GridGain Developers Hub

Kafka Connector Data Schema

GridGain Kafka Connectors support data schemas. This enables numerous existing non-Ignite Sink Connectors to understand data injected with Ignite Source Connector and the Ignite Sink Connector to understand data injected by non-Ignite Source Connectors.

Ignite Type Support

Source and Sink Connectors work with Ignite data in Ignite Binary format.

The table below provides mappings between Java Ignite types and Kafka Schema types and Logical types

Java Type / Ignite Type Kafka Type Examples and Notes

byte (Byte)

INT8

short (Short)

INT16

int (INT)

INT32

char (CHAR)

INT32

long (LONG)

INT64

float (FLOAT)

FLOAT32

double (DOUBLE)

FLOAT64

boolean (BOOL)

BOOLEAN

String (STR)

STRING

Class<?> (CLASS)

STRING

Same as Class.getName().

UUID

STRING

enum (ENUM)

INT32

Same as enumPolicy.ORDINAL.

enum (ENUM)

STRING

Same as enumPolicy.SHORT_NAME,enumPolicy.LONG_NAME and enumPolicy.FULL_NAME.

java.util.Date (DATE)

TIMESTAMP

java.sql.Date (OBJ)

DATE

Kafka expects that time part (HH:mm:ss:ms) of Date instance is set to 0.

java.sql.Time (TIME)

TIME

Kafka expects that date part (DD:MM:YYYY) of Time instance is set to 0.

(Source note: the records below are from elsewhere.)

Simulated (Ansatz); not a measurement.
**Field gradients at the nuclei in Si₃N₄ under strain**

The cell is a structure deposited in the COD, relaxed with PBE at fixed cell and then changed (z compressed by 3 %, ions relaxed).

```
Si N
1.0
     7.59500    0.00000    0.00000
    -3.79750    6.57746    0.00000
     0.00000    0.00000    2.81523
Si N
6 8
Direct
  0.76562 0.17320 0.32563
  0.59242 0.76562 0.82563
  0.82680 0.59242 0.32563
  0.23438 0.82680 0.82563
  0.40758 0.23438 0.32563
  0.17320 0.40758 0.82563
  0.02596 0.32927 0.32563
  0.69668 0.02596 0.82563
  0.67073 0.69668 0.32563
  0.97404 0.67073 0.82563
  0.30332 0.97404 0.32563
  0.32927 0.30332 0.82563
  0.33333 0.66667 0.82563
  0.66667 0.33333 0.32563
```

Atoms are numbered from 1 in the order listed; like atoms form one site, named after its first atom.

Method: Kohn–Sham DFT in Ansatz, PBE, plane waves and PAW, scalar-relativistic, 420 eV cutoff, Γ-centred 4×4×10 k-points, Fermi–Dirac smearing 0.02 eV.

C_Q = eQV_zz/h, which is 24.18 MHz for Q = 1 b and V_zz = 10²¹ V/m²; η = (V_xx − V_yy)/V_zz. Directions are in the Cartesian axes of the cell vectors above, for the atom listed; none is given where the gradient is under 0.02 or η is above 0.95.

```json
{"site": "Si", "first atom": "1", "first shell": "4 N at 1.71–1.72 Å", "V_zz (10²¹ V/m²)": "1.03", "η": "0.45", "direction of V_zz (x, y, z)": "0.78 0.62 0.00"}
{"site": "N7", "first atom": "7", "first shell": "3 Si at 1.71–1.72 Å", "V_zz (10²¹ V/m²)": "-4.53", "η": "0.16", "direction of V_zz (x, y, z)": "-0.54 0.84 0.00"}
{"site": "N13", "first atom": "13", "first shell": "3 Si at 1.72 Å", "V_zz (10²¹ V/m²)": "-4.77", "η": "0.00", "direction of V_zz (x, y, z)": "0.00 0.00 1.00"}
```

java.sql.Timestamp (TIMESTAMP)

TIMESTAMP

BigDecimal (DECIMAL)

DECIMAL

byte[] (BYTE_ARR)

BYTES

Map<K,V> (MAP)

MAP (KV_schema)

The schemas of maps are inferred from first map_entry or array_element. Heterogeneous collections/maps (e.g.[1, «foo», 42.0]) can trigger DataException.

Collection<V> (COL)

ARRAY (element_schema)

The schemas of collection(array) are inferred from first map_entry or array_element. Heterogeneous collections/maps (e.g.[1, «foo», 42.0]) can trigger DataException.

V[] (SHORT_ARR INT_ARR LONG_ARR FLOAT_ARR DOUBLE_ARR CHAR_ARR BOOLEAN_ARR DECIMAL_ARR STRING_ARR UUID_ARR DATE_ARR OBJ_ARR ENUM_ARR TIME_ARR DATE_ARR TIMESTAMP_ARR DECIMAL_ARR)

ARRAY (element_schema)

The schemas of collection(array) are inferred from first map_entry or array_element. Heterogeneous collections/maps (e.g.[1, «foo», 42.0]) can trigger DataException.

Pojo (OBJ)

STRUCT

Updates and Removals

By default, Source Connector does not process removed Ignite cache entries. Set the shallProcessRemovals configuration setting to true to make the Source Connector process removals. In this case Source Connector injects a record with null value into Kafka to indicate that the key was removed. Sink Connector removes keys with null values from the cache. Using null as a value to indicate a removed entry works because Ignite does not support null cache values.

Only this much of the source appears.